Megan Nolan loves a bad rom-com, but this latest Netflix effort is stupid and hateful

F*ck this hateful stupid show (Photo: Netflix)

There are few romantic comedies I can’t sit through happily.

I don’t just mean the really good stuff, the When Harry Met Sallys of this world – it’s no great achievement to like the prestige ones. There’s been a little bit of a reactive backlash in the past decade or two to the patronising way entertainment aimed at women is perceived, objection to the scathing
derision for “chick-lit” books and romcoms. I get it and I broadly agree, but actually my perspective is that a proportion of what I enjoy is pure undeniable crap, and that’s fine.

I watch good films too, read serious books, but most of the romantic comedies I watch are complete garbage and I don’t feel the need to pretend they have any more merit than they do. Do men pretend that watching The Fast and the Furious Part 18 is on an intellectual par with watching Bergman films? No, they watch their nonsense happily and don’t feel the need to justify it.

All of which is to say that I even like the widely loathed type of romcom. I
once texted my best friend while watching the film Made of Honour, in which Patrick Dempsey interrupts a wedding in Scotland on horseback, to say, “You know I think this film is actually quite good,” to which she replied, “I don’t know how to say this but that film is one of the worst films ever made, maybe one of the worst things ever made, of any kind”. I enjoy even the ensemble cast sort of romcom. The ones called Valentine’s Day, or New Year’s Eve, which have 80 unrelated overlapping plots and which high-profile celebrities appear in because they get paid handsomely to show up and do exactly eight minutes of filming.

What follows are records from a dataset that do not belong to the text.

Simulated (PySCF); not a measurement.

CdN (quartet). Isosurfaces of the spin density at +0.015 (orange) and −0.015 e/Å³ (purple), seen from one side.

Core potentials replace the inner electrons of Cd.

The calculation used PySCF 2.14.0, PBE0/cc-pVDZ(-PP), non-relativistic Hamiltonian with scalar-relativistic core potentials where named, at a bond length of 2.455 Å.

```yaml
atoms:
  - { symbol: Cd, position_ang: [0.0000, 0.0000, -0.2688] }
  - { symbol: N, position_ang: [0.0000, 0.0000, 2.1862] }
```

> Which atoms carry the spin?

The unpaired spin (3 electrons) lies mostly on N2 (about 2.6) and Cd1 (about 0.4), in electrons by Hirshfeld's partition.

There was nothing obvious to suggest that I should hate the new Dutch romcom F*ck Love Too, streaming now on Netflix, which is a similar sort of haphazard, “throw everything at the wall and something will stick” attitude. And yet, I hated it. I hated it so much that I was near tears of sheer frustration and repulsion by the end of its tidy 90-minute run time. My friend was wrong, Made of Honour isn’t the worst film ever made. Compared to F*ck Love Too, Made of Honour is a dazzling tour de force of immense originality and artistic integrity.

It is a sequel, but requires no knowledge of its predecessor. This is a blessing as I would have lost the will to live if exposed to any more of this punishingly vacant content. There is little by way of a substantial plot as such, instead there are simply a bunch of couples all in various states of disarray and we see them do foolish or cruel things and have problems and then resolve them.

It begins at Lisa’s grandmother’s funeral, in which we see the first of many tedious moments of quasi-slapstick, when a man named Said drops his phone into the coffin and then manages to wrestle the casket to the ground while trying to retrieve it. This, lame and desperately unfunny as it is, is possibly the comedic peak of the film.

Jack is Lisa’s ex-husband who cheated on her with her best friend Cindy, to whom he is now married and who is pregnant. He also got another woman pregnant at the same time – I mean pretty much exactly the same time, they give birth on the same day, busy night for Jack – and this leads to some draining shenanigans where both women, unaware of each other, are shopping in the same maternity store, and so on, and on and on.

Lisa and her friends Angela and Kiki travel to Ibiza for Kiki’s bachelorette, where dejected Lisa is cheered up considerably from her divorce funk by the attentions of two anodyne interchangeable men. A truly deranged plotline follows where Angela is sleeping with a guy who turns out to be an escort and who Kiki has for some reason paid to have sex with her friend. Her motivation for this is never explained in any real way, but by this time you don’t care, you are wailing, you are gnashing your teeth, you are begging God to make it stop.

To compound the general idiocy, lack of chemistry, storyline, authentic characters – anything, really, which one might wish to include in a decent film – there are moments of uncomfortable, ambient unpleasantness.

There is something strange happening with race here – all of the male husbands are people of colour, and their wives all white. One of the wives mistakes a man who is not her husband for her husband, because, it is implied, they are both black. Other passing comments are jarring too, and the male escort plot gets pretty horrid.

Stupid but benign I could take, but nobody should ask for even 90 minutes
of your time and reward you with stupid and hateful.